If we need each user to operate their own data, it is possible to define them in constructor in the following way:
class UserBehavior(TaskSet): def __init__(self, parent): super(UserBehavior, self).__init__(parent) self.created_posts = list()
Additional functionality
To launch tasks consequently, official documentation suggests using tasks annotation @seq_task(1), specifying the order number of the task in the argument
class MyTaskSequence(TaskSequence): @seq_task(1) def first_task(self): pass @seq_task(2) def second_task(self): pass @seq_task(3) @task(10) def third_task(self): pass
In the example above, each user executes first_task first, then executes second_task, and after that third_task 10 times.
To be honest, I quite like having this feature, but unlike previous examples, it is not clear how to transfer the results of the first task to the second task if necessary.
Another feature can be used for very complicated scenarios. It allows creating embedded tasks sets – creating several TaskSet classes and connecting them.
from locust import HttpLocust, TaskSet, task class Todo(TaskSet): @task(3) def index(self): self.client.get("/todos") @task(1) def stop(self): self.interrupt() class UserBehavior(TaskSet): tasks = {Todo: 1} @task(3) def index(self): self.client.get("/") @task(2) def posts(self): self.client.get("/posts") class WebsiteUser(HttpLocust): task_set = UserBehavior min_wait = 1000 max_wait = 2000
In the example above, Todo scenario will be launched with the probability of 1 to 6, and it will be executed until it is interrupted by UserBehavior scenario with the probability of 1 to 4. self.interrupt() is very important here because if it is absent, testing will be stuck on the subtask.
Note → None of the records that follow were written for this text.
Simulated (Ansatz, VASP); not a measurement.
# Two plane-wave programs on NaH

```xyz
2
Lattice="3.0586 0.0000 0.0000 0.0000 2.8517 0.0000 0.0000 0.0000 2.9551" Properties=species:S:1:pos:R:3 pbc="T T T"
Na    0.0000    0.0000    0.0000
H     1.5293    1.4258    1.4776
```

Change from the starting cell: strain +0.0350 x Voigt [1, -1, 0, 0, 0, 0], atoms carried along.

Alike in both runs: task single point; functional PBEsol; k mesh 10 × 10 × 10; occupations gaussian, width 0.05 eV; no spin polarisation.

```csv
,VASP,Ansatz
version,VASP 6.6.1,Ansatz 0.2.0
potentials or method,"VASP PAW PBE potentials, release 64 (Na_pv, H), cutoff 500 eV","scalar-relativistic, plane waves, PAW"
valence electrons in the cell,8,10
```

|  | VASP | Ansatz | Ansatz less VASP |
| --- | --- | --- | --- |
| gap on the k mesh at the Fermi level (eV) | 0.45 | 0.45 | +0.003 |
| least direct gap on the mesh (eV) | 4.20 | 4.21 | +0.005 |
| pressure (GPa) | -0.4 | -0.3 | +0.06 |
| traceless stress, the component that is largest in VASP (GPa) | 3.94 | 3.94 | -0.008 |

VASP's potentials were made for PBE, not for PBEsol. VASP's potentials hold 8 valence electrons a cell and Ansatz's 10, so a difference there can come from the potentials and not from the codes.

Locust testing difficulties and how to overcome them
Authorization
When writing the first tests with Locust, I faced the need to get an authorization token on one server and then use it on the second one for performance testing. Here immediately arose the question — of how to do it, because the instrument is tuned to send all the requests to one resource, which we define in the console starting the test. There are several variants to solve the problem:
- to disable authorization on the tested resource — if there is such a possibility;
- to generate a token in advance and insert it into the text code before launch; it’s the worst variant, which demands manual work at each launch, but has the right to exist in several rare cases;
- to send a request using library requests and receive a token in the response — luckily, the syntax is similar.
I have chosen the third variant. An example from the first article, which describes different possibilities of obtaining a token, is given below. The authorization server is google.com and, since there is no token, I will receive the simplest values:
from locust import HttpLocust, TaskSet, task
import requests
class UserBehavior(TaskSet): def on_start(self): response = requests.post("http://mysite.sample.com/login", {"username": "ellen_key", "password": "education"}) # get "token" from response header self.client.headers.update({'Authorization': response.headers.get('Date')}) # get "token" from response cookies self.client.cookies.set('Authorization', response.cookies.get('NID')) # get "token" from response body self.client.headers.update({'Authorization': str(response.content.decode().find('google'))})
As it’s clear from the example, before a work task begins, a user sends a request to an external server and processes an answer, placing the data to headers or cookies.
Headers
When working on the request headers, it is necessary to take into account several important details. For each particular request, it is possible to set its own headers in the following way:
self.client.post(url='/posts', data='hello world', headers={'hello': 'world'})
Running the mentioned example, the hello header key will be added to already existing headers of a client’s session, but in this request only — in all subsequent requests it will be absent. To make the header permanent, you can add it into a session:
One more interesting finding is that if we mention a header, which already exists in the session in a request, it will be rewritten, but only for this request. So, don’t be afraid of erasing something important.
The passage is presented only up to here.